Updated

Puerto Ricans anxiously awaited recommendations Wednesday from a special commission meant to end a budget impasse that has thrown more than 100,000 public employees out of work, crippled government services and hurt business in this U.S. territory.

The consensus commission must recommend a solution to Puerto Rico's budget shortfall, which forced the governor to temporarily shutter 43 government agencies and nearly 1,600 public schools. The shutdown was in its 10th day on Wednesday.

The commission held a "very fruitful" 12 hours of talks on Tuesday, said a member, former Supreme Court Judge Antonio Negron Garcia.

The governor and the opposition-dominated legislature have agreed to follow the commission's recommendation, but opposition leader Pedro Rossello later signaled he wasn't obliged to do so.

The commission is composed of a former head of the island's Office of Management and Budget, a retired Puerto Rican Supreme Court judge, an economist and a one-time economic adviser to the legislature. It was created after Gov. Anibal Acevedo Vila and the legislature failed to resolve the $740 million budget gap that led to the government running out of cash two months before the end of the fiscal year.

Puerto Rico's financial straits pushed New York-based Moody's Investors Service to cut the rating of the territory's general obligation bonds on Monday to one notch above junk status, affecting about $25 billion of government debt.

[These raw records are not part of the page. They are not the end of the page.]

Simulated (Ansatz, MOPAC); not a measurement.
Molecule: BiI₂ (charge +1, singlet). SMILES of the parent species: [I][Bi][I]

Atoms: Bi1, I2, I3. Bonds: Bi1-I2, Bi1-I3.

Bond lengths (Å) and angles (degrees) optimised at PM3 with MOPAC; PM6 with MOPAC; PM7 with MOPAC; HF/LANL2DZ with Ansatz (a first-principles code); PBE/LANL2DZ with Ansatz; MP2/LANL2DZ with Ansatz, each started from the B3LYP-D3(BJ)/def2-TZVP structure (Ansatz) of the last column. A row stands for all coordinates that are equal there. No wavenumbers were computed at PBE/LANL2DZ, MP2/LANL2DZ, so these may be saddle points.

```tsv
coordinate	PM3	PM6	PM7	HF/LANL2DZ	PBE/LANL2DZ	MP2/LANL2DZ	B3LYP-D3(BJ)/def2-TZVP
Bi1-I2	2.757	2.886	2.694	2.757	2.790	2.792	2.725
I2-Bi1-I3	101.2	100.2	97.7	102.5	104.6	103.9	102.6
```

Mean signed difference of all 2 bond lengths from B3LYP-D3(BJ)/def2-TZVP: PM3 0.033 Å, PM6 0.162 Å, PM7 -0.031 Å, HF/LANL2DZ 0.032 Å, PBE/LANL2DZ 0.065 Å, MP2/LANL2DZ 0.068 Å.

Before the partial shutdown, Moody's and Standard & Poor's — another major credit rating agency — had warned that the government had to collect more money and reduce expenses to make its bonds more attractive to investors.

Acevedo has proposed imposing the island's first-ever sales tax — at 7 percent — to close the budget gap, which the House has rejected.

Union leaders have planned a large march to the popular tourist district of Old San Juan on Thursday to protest the partial government shutdown.